Thus, the perpetual requirement that societies have authority. The authority protects, and to do so requires empowerment. Authority finds ways - like a mandate from God - to justify setting themselves apart from the crowd, and that's by necessity, because the authority cannot order society without becoming a hypocrite. The Golden Rule is egalitarian; authority must break its code in order to create incentives for those tempted to exploit not to do so. The authority takes the blood on their hands to protect the rest from bloodying their own. In Christian theology, God punishing the wicked after death was supposedly enough, but for this particular metaphysical realm, kings still claimed divine right as the enforcer of God's will on earth, and they needed this legitimacy.

Some have claimed that the problem with the death of God will be a lack of compassion. Bullshit. Feeling compassion towards those you relate to is a natural, community-building reaction, as is the absolute demand that said compassion NOT be distributed equally. In trying to distribute it equally, we've turned compassion into a business. It's everywhere today; we spend billions on charity and government policy to soothe the savage ego using compassion. It doesn't help, because it becomes valueless when it's an entitlement that people can take for granted; if anything, we need less. No, the real problem with the death of God is the lack of legitimacy for any given authority. And this shows up in the constant hatred this society has towards those in charge.

Today, democracy - dumb as a post when it comes to creating systematic incentives - is the only legitimacy authority can draw from. The authority now represents the people, painful when you realize the pain authority must inflict on rule-breakers, and therefore, the stain on a society's self-image whenever coercion is exercised. According to the Golden Rule, punishers are always hypocrites, and therefore are loathsome creatures trying to control good people when it's unnecessary to do so. The preferred vision of leadership offered is one of the powerful also being the good, of setting examples to follow.

This is impractical; just for organizational and inspirational purposes, leadership requires a different kind of person than the subordinate. The leadership must still spend more time in decision-making and information gathering than doing hard labor, and laborers emulating them will not be doing their jobs. Specialization always kills the simple herd axioms.

Believe it or not, most cops, judges, businessmen, and fathers have known throughout history that most of the people they discipline are not truly evil, including those that buy into the concept of evil generally. They understand that people end up in bad positions and do stupid things, and they didn't necessarily mean any harm. But still, they must enforce. The people who talk about punishment not working are the people who have been so well-protected by authorities that they can convince themselves that Golden Rule goodness is natural, intrinsic, and that humanity has been domesticated so fully that freedom and order have no conflict anymore. They want more liberties for everyone, from children to criminals, on the assumption that a sign of faith from society will bring the rebels right back into the fold. Please. If it worked that way, the most lenient societies would certainly have become the most successful by now, and they clearly have not. On a long enough timeline, permissiveness undermines social order.

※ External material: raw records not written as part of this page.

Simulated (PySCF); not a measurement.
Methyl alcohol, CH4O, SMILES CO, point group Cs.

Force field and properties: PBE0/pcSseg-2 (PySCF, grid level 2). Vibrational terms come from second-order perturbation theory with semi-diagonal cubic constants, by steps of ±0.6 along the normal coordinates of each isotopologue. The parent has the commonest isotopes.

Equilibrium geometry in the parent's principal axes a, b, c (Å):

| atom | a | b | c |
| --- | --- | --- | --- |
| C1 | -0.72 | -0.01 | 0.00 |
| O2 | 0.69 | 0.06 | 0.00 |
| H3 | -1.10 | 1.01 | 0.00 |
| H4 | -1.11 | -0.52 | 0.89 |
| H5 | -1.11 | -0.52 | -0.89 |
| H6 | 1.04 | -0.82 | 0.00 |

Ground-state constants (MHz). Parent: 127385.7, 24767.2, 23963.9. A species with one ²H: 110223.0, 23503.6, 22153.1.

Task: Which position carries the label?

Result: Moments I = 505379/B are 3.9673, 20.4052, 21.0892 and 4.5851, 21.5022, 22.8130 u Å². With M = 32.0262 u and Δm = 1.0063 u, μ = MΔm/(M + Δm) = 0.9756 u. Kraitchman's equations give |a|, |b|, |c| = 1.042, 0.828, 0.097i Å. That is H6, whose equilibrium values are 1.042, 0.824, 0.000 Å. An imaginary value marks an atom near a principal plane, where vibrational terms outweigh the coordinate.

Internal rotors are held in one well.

People really want a Superman, endlessly good and self-sacrificing, with perfect integrity and judgment, to wield power for their sake. The movies can't get enough of them. But we don't have any of those. People with power don't generally get there by accident, they do generally deserve respect, but they will never be perfect, especially in a society with no coherent vision of perfection. It's certainly a quality idea that the powerful should be held to a standard higher than normal people, but we will likely never be able to enjoy faith in them in our lifetime, as media has every incentive to show them in the worst possible light. People just enjoy watching the powerful fall too much.

Well, enough of this; the Golden Rule isn't going anywhere, although applying it equally and universally is an idea that needs to be dumped with all the other garbage from the deontological Good Idea Fairy. Let's talk, instead, about what the Golden Rule gets right that is not cited enough even by its advocates.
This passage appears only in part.